Deep learning framework by BAIR
Created by
Yangqing Jia
Lead Developer
Evan Shelhamer
Data flows through Caffe as Blobs. Data layers load input and save output by converting to and from Blob to other formats. Common transformations like mean-subtraction and feature-scaling are done by data layer configuration. New input types are supported by developing a new data layer – the rest of the Net follows by the modularity of the Caffe layer catalogue.
This data layer definition
layer {
name: "mnist"
# Data layer loads leveldb or lmdb storage DBs for high-throughput.
type: "Data"
# the 1st top is the data itself: the name is only convention
top: "data"
# the 2nd top is the ground truth: the name is only convention
top: "label"
# the Data layer configuration
data_param {
# path to the DB
source: "examples/mnist/mnist_train_lmdb"
# type of DB: LEVELDB or LMDB (LMDB supports concurrent reads)
backend: LMDB
# batch processing improves efficiency.
batch_size: 64
}
# common data transformations
transform_param {
# feature scaling coefficient: this maps the [0, 255] MNIST data to [0, 1]
scale: 0.00390625
}
}
loads the MNIST digits.
Tops and Bottoms: A data layer makes top blobs to output data to the model. It does not have bottom blobs since it takes no input.
Data and Label: a data layer has at least one top canonically named data. For ground truth a second top can be defined that is canonically named label. Both tops simply produce blobs and there is nothing inherently special about these names. The (data, label) pairing is a convenience for classification models.
Transformations: data preprocessing is parametrized by transformation messages within the data layer definition.
layer {
name: "data"
type: "Data"
[...]
transform_param {
scale: 0.1
mean_file_size: mean.binaryproto
# for images in particular horizontal mirroring and random cropping
# can be done as simple data augmentations.
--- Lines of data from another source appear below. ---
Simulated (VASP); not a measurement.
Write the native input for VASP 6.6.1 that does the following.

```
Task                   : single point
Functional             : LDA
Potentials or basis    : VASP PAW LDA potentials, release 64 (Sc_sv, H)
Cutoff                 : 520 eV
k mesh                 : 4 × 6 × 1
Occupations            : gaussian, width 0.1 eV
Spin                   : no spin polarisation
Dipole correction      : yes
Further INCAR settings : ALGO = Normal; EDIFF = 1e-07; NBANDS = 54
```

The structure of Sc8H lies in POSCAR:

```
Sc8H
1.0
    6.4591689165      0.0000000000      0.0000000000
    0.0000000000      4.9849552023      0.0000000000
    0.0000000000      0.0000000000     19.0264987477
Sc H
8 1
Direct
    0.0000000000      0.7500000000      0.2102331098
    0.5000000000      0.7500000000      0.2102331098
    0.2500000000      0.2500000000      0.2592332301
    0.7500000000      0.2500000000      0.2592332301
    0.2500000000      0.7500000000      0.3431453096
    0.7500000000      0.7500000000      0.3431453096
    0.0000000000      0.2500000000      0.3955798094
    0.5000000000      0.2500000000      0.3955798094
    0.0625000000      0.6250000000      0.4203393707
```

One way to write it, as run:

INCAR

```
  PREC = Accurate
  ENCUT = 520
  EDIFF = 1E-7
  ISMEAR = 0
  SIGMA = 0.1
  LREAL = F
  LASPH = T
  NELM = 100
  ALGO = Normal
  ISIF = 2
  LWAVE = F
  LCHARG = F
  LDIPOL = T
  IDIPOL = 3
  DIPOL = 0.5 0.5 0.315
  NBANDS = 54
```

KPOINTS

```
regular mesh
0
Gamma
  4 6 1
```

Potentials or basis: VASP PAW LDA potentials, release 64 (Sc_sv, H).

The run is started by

mirror: 1 # 1 = on, 0 = off
# crop a `crop_size` x `crop_size` patch:
# - at random during training
# - from the center during testing
crop_size: 227
}
}
Prefetching: for throughput data layers fetch the next batch of data and prepare it in the background while the Net computes the current batch.
Multiple Inputs: a Net can have multiple inputs of any number and type. Define as many data layers as needed giving each a unique name and top. Multiple inputs are useful for non-trivial ground truth: one data layer loads the actual data and the other data layer loads the ground truth in lock-step. In this arrangement both data and label can be any 4D array. Further applications of multiple inputs are found in multi-modal and sequence models. In these cases you may need to implement your own data preparation routines or a special data layer.
Improvements to data processing to add formats, generality, or helper utilities are welcome!
Refer to the layer catalogue of data layers for close-ups on each type of data Caffe understands.
For on-the-fly computation deployment Nets define their inputs by input
fields: these Nets then accept direct assignment of data for online or interactive computation.